Really bad audience at a play

I’m currently working at Cleveland Play House, on the stage crew for Dr Jekyll and Mr Hyde. All this week (and next week) we’re doing student matinees, so school kids can see the play. On Thursday, we had the worst audience I’ve ever seen. They talked, jeered, were very disrespectful at first. Then they started throwing things! Now comes the good part:
When someone threw a gumball at an actress, Andrew (Jekyll/Hyde) finally got fed up. The actress tried to continue, but he said “Stop, stop, stop, stop, stop.” He walked to the front of the stage, and Said how disappointed he was in the audience. The he said “I want whichever teacher is responsible for these kids to get them the hall out of my theater” and walked off stage!! It was great! An actor breaks character and leaves in the middle of a scene! The perpetrators were removed, and they started the scene over shortly thereafter.
The audience was much better behaved after this.
Anyone else have some bad audience stories?

I’ve heard, Vanyel, a story, I don’t know if it’s an urban legend or not, about a drunk mercilessly heckling a famous Shakespearean actor during a performance of Richard III. Finally, the actor changed one famous piece a bit: “A horse! a horse! my kingdom for a horse, but yon braying ass in the audience will do.”
I don’t know if it’s true or not, but it should be.

When I was in middleschool, we were taken to see some highlights from Man of La Mancha at the civic center. We got seats up in the balcony and everything. But halfway through, an usher comes up and throws all of us out for throwing things at the actors and audience in the regular seats. The manager came out a gave us a Stern Talking To. Our teacher was mortified, and read us all the riot act. We all had to take notes home to our parents. It was an incredible shitstorm, and a lot of us ended up in tears over it.

About a week later, the school got a call from the civic center: Turned out, the plaster on the ceiling was being shaken loose from the bass in the songs and falling on the stage and lower seats. My class had been perfectly behaved (as we had maintained all along), and the manager came in personally to apologize and invite us back for another show.

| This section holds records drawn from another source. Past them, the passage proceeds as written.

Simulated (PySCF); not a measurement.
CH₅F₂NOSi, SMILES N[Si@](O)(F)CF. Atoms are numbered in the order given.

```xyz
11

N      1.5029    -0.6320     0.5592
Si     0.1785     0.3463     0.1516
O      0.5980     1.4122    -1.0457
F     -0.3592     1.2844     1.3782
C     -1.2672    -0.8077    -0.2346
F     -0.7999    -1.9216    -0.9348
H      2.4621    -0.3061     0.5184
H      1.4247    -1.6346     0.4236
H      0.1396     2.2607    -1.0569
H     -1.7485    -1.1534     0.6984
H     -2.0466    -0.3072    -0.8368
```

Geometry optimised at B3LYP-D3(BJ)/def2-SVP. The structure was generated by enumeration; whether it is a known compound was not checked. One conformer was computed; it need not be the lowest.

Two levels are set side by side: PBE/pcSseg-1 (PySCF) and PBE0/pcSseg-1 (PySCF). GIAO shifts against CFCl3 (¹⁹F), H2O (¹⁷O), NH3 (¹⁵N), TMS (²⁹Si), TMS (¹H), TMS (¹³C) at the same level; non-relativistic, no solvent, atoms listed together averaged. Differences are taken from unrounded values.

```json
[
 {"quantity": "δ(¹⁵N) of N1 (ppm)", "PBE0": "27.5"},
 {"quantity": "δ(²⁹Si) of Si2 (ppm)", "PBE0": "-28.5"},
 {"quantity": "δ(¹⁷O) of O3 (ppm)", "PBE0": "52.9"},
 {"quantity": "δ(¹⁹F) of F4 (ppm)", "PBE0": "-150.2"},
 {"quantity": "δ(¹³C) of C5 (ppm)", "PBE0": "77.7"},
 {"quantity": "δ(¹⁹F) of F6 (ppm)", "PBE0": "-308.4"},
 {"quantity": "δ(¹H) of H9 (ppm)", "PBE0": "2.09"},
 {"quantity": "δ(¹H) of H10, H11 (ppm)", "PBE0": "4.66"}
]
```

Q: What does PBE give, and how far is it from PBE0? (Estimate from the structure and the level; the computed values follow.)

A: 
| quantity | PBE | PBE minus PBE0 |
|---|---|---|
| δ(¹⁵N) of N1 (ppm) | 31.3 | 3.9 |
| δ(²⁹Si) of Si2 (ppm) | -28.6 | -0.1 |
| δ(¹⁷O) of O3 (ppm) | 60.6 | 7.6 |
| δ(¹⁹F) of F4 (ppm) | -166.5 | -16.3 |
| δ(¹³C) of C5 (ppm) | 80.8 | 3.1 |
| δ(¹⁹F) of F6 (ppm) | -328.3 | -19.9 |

There’s a story that an especially mediocre actress was playing Anne Frank, badly enough that when the Nazis were searching the hourse, the audience all yelled “She’s in the attic!”

Not true according to snopes, but still funny: http://www.snopes.com/movies/actors/zadora.htm

Besides sitting next to a person in the audience who chatted on a cell phone during the majority of the show, no horrible audience stories here.

It may be an UL, but some actor in a Broadway play supposedly took away the cell phone from a patron and told the caller to call back later, they were at a play.

City Council in NY is trying to pass a law outlawing cell phone use at movies and plays. - NOT an UL.

He was performing “The Lion in Winter” onstage with Stockard Channing, when some jerk took a call on his cel phone. Laurence broke character, crossed down center, and said: “Hang up the f*cking phone.”

Morpheus rules!:smiley:

We were doing “Arsenic and Old Lace” and we were doing a special performance for a high school, since the play was on the English curriculum that year. Well the teachers decided independantly that they would give all the kids bags of chips before the play…nothing like hearing the crunch of chips, the rustle of bags and the occasional pop as some boys squished their bags (of chips…get your minds out of the gutter puhleeze…) to help your concentration.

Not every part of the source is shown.